"I did not enjoy empathising with blind people"
Remember Rod Liddle, the Sunday Times writer who caused uproar amongst disabled people last September (not least on Ouch's messageboard) when he offered his on the then newly-unveiled statue of Alison Lapper Pregnant in Trafalgar Square by criticising the very idea that we should want to look upon such a work of art? At the time, he concluded his diatribe with the following words:
"I do not like the statue of Lapper in Trafalgar Square. Not because, as some critics have argued, it is a poor work of art by Marc Quinn; 'slimy' and 'machine made'. I do not like it because I do not wish to revel in disability. I do not think disability is something that deserves a 'tribute'."

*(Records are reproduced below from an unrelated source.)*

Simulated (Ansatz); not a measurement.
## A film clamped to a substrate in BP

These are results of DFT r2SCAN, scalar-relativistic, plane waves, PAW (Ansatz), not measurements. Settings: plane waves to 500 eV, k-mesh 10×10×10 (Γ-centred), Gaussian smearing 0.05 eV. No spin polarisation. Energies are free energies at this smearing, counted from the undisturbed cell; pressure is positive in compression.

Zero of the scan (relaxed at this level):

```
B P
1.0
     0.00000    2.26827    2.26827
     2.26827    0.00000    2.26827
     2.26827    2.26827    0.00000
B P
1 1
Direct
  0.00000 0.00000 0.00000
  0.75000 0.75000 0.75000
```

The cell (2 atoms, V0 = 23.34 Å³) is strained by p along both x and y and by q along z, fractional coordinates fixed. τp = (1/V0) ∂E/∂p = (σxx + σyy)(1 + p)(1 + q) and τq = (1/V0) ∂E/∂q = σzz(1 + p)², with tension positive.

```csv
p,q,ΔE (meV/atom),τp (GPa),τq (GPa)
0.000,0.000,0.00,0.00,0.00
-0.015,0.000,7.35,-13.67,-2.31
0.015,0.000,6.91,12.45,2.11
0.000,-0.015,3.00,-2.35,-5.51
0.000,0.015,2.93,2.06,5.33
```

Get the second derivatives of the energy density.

Yes, you remember him now, don't you? He's difficult to forget. Well, the good (?) news is that, this weekend, he was back on his favourite subject - us. This time, it was under the guise of the new Dans Le Noir restaurant in London, the place where diners eat in the dark and are served by blind staff.
Now, considering that the article appears in the newspaper's Table Talk section, you'd think Mr Liddle's review would offer some opinion about the restaurant - the food, the service, the ambience. And it does. Basically, he doesn't like any of it. Fine. That's his opinion. But in between these comments, Rod Liddle can't resist sharing his views on blind people, just as he did about physically disabled people in his earlier article. He concludes with these words:
"In all, I did not enjoy empathising with blind people. Nor did I expect to. Perhaps, though, you are not meant to enjoy the experience. Perhaps you are merely intended to leave the restaurant a little wiser and a little humbler ... Meanwhile, I will soon be setting up a restaurant where the diners are encased in straitjackets and the waiters are all amputees."
Crippled Monkey won't be inviting Rod round for dinner any time soon, that's for certain.
Comments
How about force-feeding him Humble Pie?
Well in a way he's right - the point of the exercise ISN'T really to have a good time, but to learn something and empathise. Since Liddle clearly doesn't have an empathetic bone in his body, it's not surprising he didn't enjoy it. The fact that he hated the experience so much tells us all we need to know.
I bet he was on the same table as glen hoddle.
Much as I despise all that Rod Liddle stands for I feel I must take issue with the Sunday Times for sending him along in the first place.
They must know his views on the subject of disability and that he likes to cause offence with his outdated views. Is this a deliberate attempt to upset the disabled lobby again by this paper?
As usual, the newspapers are seemingly intent on discrediting anything that disabled people do. Or if they aren't discrediting it they sensationalise it, or even worse patronise us. Liddle is no friend of disabled people, that's true, but my fear is that the ignorance runs far deeper than that that runs through Rod Liddle's veins.
Whoever sent him was counting on the dustup. The noise that sending him there with his proven antipathy for difference would create.